Wednesday, December 1

The Dog Ate My Blackberry

My mobile finds "Rusty." Amazingly it works fine. At some moment I will ditch the Microsoft-Blackberry cabal and go all-Apple. Not having my Vaio for two weeks as the unit repaired for various faults one instigator (once returned from the repair shop my control-key functions inoperable - try going without cutting, pasting and printing short-cuts and not go mad. I dare you.) Apple products just plane cool is another. Who, from my era, can forget their first Mac? So simple, such love. Brown had two campus Mac stations opened, amazingly, 24-7, and always full. The worst having some deadline and being forced to wait for a computer to become available. Duane owned the first printer on my Freshman hallway which became communal and made him more popular than ever. Line-ups were often six or seven deep. Back then floppy disks ruled and could barely hold ten pages of memory. Now Students cull and synthesize Internet data, copy onto a synthetic sheet, summarise their findings in an efficient paragraph or two and submit to the prof electronically. Some credit their sources. Radical.
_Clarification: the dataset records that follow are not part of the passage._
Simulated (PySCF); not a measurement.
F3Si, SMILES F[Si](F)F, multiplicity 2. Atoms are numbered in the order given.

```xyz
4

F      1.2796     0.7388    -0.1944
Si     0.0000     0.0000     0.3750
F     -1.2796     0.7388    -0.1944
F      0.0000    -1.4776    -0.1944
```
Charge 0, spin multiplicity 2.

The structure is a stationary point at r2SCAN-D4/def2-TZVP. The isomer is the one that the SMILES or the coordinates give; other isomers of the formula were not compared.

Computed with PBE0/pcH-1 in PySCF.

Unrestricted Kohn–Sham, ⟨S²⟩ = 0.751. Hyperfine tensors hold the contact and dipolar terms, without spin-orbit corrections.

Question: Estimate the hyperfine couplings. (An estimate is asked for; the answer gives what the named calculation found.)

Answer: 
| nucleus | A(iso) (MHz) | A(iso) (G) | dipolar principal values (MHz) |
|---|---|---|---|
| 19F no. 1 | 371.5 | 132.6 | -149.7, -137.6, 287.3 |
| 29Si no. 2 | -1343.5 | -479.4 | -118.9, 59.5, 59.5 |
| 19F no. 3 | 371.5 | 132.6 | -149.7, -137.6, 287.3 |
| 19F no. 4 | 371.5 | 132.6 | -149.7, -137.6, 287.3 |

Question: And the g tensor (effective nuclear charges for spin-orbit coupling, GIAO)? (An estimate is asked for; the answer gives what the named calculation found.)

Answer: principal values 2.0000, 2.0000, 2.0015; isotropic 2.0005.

No doubt learning has changed since the '80s and concentration, I fear, no longer at a premium. The immediacy of Facebook, instant messaging and SMS has altered our brain functions. At least mine, anyways - while my attention span never particularly lengthy I could at least hunker down for an all-nighter. Or finish a book. Now it is difficult to reach the end of a pitch-deck. And legal documents? Oi vey. This one reason I am an entrepreneur : stim-u-lation. But also, more generally, my style of information accumulation now rewarded - quick, limited doses, everywhere all the time. And not just academics or business BTW but courtship and other human interactions. My and everybody's role to filter, digest, move on.

In '98 I met Nathan Myhrvold, then the Chief Technology Officer of Microsoft, following a speech at London college. We talked about one day planting a micro-chip in the brain "installing all human knowledge" in an instant. I smiled but thought him a bit loony. Not so now.

"Men are only as good as their technical development allows them to be."